Two Paths On Encountering ‘The Other’


Two rabbis affiliated with Yeshiva University are in the news this week, one delivering the opening prayer at the Republican National Convention in Tampa that will send a devout Mormon and devout Catholic off on the campaign trail, and the other criticized for expressing views that appear to be unaware or dismissive of the major positive changes toward Judaism within the Catholic Church of recent decades.

The different paths were taken by Rabbi Meir Soloveichik, the convention speaker and head of the Strauss Center for Torah and Western Thought at Yeshiva University, and Rabbi Hershel Schachter, the rosh yeshiva and eminent Talmudic authority at Yeshiva’s rabbinical school. Their divergent expressions underscore sharply some of the tensions within YU and the wider Orthodox community over encounters with other faiths, and varying interpretations of the views of their late, revered leader, Rabbi Joseph Soloveitchik, known simply as the Rav.

Rabbi Meir Soloveichik (the families spell their last names differently), a political conservative with friends in the Romney campaign, is in the ecumenical spotlight thanks to his invocation. He is said to be liberal in terms of opening his students to the world outside the beit midrash, or study hall. The center he directs is committed to exposing students to “the richness of human knowledge,” according to its mission statement. And he wrote an essay, “A Nation Under God: Jews, Christians and the American Public Square,” in which he argued for more interfaith dialogue when it comes social and political issues.
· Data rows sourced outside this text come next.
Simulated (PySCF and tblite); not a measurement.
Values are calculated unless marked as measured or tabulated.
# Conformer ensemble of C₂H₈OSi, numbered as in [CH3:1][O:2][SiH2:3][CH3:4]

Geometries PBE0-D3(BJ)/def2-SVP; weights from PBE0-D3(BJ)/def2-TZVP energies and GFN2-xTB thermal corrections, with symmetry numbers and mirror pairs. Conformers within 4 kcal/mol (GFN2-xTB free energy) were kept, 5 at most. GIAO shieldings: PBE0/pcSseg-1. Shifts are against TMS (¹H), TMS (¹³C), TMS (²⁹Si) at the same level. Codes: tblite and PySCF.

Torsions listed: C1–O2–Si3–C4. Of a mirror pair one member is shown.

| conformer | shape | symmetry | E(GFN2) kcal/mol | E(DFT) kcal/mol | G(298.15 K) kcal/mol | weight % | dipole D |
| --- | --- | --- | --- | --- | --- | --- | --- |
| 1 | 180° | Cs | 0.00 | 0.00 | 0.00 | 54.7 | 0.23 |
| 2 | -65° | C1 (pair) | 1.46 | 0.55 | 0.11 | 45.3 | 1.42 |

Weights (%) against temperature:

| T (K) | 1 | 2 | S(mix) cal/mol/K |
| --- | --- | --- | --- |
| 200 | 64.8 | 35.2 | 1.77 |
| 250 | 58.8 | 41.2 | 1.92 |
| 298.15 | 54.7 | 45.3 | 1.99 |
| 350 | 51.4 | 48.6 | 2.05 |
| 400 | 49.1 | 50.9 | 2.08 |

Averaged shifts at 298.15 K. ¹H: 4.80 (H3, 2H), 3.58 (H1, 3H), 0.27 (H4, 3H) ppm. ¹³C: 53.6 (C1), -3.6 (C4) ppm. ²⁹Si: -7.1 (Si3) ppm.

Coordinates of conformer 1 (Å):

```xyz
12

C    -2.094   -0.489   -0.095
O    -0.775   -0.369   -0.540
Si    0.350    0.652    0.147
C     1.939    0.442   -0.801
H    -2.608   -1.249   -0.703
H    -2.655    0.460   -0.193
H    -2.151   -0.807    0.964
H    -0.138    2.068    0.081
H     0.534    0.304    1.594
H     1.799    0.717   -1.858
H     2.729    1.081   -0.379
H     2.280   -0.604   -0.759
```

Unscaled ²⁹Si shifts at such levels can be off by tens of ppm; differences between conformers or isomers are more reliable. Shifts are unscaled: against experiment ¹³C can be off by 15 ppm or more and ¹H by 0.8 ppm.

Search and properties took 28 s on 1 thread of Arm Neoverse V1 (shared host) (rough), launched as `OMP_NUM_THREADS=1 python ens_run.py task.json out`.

He cited as proof the writings of his great-uncle, the Rav, who is well known for opposing Jewish-Christian dialogue on theological issues. But as his great-nephew writes, “mostly overlooked in this discussion is a series of guidelines on interfaith dialogue authored by the Rav that groups religious Jews and Christians together and apart from the rest of world, uniting religious Jews and Christians by insisting that they communicate with each other in a basic moral language that is religious in nature, based on an ethics predicated on belief in God and in the distinctiveness, and spiritual nature, of the human being.”

Rabbi Schachter, the highly respected decisor and disciple of the Rav, wrote a dvar Torah recently in which he bemoaned Catholic proselytizing in Israel and noted the Catholic Church’s opposition to Zionism.

He makes reference as well to the Rav’s views against interfaith dialogue and criticizes those whom he claims “have ‘reintepreted’ his words to mean the exact opposite of what they really say.”

A group made up of 35 Jewish-Christian relations centers around the country charged that the essay was filled with errors, written in an inflammatory style and distorted historical facts. Several scholars asserted that the writer seemed not to take into account the sweeping and remarkable changes in Church attitudes toward Jews, Judaism and Israel since the Second Vatican Council of 1965.

The Anti-Defamation League’s national director, Abraham Foxman, weighed in, saying that it was “troubling that a religious figure and university academic who is well respected in the yeshiva world would publish such a distorted and error-filled text.” He called on the rabbi to publicly correct them.

Ruth Langer, a professor of Jewish studies at Boston College and chair of the group of Jewish-Christian relations centers, noted that “there may be legitimate grounds for halachic discussions on the inner Jewish issues being raised, but they are complex and need discussion in an appropriate context and against a background of fact.”

Surely a better understanding between Christians and Jews is an antidote to the kind of false rhetoric that brings harm, whoever its target.